As far as I can make out, the situation is completely muddy. There are two potential arguments for treating a plan of an Indian tribal government as not subject to Form 5500 requirements. The first would be to argue that a plan of an Indian tribal government is a "governmental" plan.
IRS Announcement 82-146 eliminates the Form 5500 filing obligation with respect to governmental pension plans (which for this purpose would include 401(k) plans). The second would be to argue that Indian tribal governments are normally exempt from all regulations not specifically intended to apply to them.
As to the first argument, Internal Revenue Code ("Code") section 414(d) and ERISA section 3(32) define a governmental plan as a "plan established and maintained for its employees by the Government of the United States, by the government of any State or political subdivision thereof, or by any agency or instrumentality of any of the foregoing." Code section 7701(a)(10) includes the District of Columbia as a State, but does not mention Indian tribal governments. Code section 7871 treats Indian tribal governments as states for certain purposes, including for purposes of maintaining section 403(B) annuities. However, it does not list 401(a), 414(d), or 6047 (the section imposing Form 5500 requirements) as being among the Code sections for purposes of which an Indian tribal government is considered a state government.
As to the second argument, PBGC Opinion Letter 81-3 holds that a corporate council of elected governmental officials of several Indian tribes that was established to coordinate the distribution on Indian reservations of federal (and, to some degree, state and private charitable) funds is exempt from ERISA. The basis for this determination was not specifically that the plan was a "governmental plan," but that "while the exercise by Indian tribes of their powers as sovereign nations is subject to limitation by action of Congress, legislation will not be presumed to limit tribal sovereignty in the absence of specific language stating that intent." By contrast,
Smart v. State Farm Insurance Company, 10 E.B.C. 2060 (7th Cir. 1989) applied ERISA to a group insurance plan maintained by an Indian tribe for employees of a tribal health center. And even the PBGC, in Opinion Letter 89-9, held that a defined benefit plan maintained by a factory owned by an Indian tribal government was not exempt from ERISA where the factory was "an off-reservation operation, most of whose employees, and all of whose customers, are non-Indian."
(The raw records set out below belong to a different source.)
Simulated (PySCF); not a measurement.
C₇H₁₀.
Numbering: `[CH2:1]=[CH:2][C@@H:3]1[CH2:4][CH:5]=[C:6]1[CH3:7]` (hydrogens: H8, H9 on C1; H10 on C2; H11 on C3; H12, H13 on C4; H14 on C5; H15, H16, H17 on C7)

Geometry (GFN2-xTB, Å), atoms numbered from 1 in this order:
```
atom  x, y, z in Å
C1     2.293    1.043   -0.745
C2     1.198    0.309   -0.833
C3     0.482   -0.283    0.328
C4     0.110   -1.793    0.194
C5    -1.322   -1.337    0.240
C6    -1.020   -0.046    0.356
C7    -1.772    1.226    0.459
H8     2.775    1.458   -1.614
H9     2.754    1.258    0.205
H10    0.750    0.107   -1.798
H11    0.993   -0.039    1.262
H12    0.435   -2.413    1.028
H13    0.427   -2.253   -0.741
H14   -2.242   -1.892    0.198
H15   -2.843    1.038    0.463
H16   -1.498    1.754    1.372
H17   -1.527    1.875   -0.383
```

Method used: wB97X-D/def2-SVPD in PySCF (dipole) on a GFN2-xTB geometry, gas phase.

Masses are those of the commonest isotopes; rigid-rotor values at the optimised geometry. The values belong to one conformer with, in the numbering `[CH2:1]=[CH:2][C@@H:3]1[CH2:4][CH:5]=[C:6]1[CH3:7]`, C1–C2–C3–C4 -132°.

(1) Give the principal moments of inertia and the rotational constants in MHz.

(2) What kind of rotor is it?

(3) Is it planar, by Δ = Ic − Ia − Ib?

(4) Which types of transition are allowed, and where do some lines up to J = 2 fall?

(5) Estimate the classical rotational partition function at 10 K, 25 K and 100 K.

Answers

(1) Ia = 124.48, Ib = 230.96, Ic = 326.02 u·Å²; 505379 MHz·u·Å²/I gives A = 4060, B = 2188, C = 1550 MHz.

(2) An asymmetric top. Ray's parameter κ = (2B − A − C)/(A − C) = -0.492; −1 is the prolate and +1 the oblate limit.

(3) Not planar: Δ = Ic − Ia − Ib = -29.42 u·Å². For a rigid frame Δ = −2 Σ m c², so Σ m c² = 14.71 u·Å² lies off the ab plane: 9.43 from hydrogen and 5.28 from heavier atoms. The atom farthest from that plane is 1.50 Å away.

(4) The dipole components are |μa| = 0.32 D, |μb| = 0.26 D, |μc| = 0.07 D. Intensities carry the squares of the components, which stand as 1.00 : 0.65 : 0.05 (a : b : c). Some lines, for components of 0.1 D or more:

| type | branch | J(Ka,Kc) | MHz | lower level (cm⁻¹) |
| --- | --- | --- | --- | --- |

And apparently, even Congress does not know the answer to this one. The Conference Report on the Small Business Protection Act states with respect to the provision permitting Indian tribal governments to maintain 401(k) plans that "no inference is intended with respect to whether Indian tribal governments are permitted to maintain qualified cash or deferred arrangements under present law." The only reason that Indian tribes would have been prohibited from having 401(k) plans before the SBJPA would be if they were treated as state governments. (An Indian tribal government would not be an organization "exempt from tax under this subtitle" within the meaning of Code section 401(k)(4)(B)(i), because its tax exemption derives from sources outside of the Code.)
Thus, Congress apparently decided to resolve the immediate issue of whether Indian tribal governments could have 401(k) plans without expressing an opinion on whether they should otherwise be considered "governmental" for purposes of the Code and ERISA. And that omission has all sorts of consequences, even beyond the Form 5500 filing requirement--
e.g., whether plans of Indian tribal governments are exempt from Title I of ERISA, or from the various Code provisions from which governmental plans are exempted.
I don't know whether any of this helps, but at least you are not alone in being confused.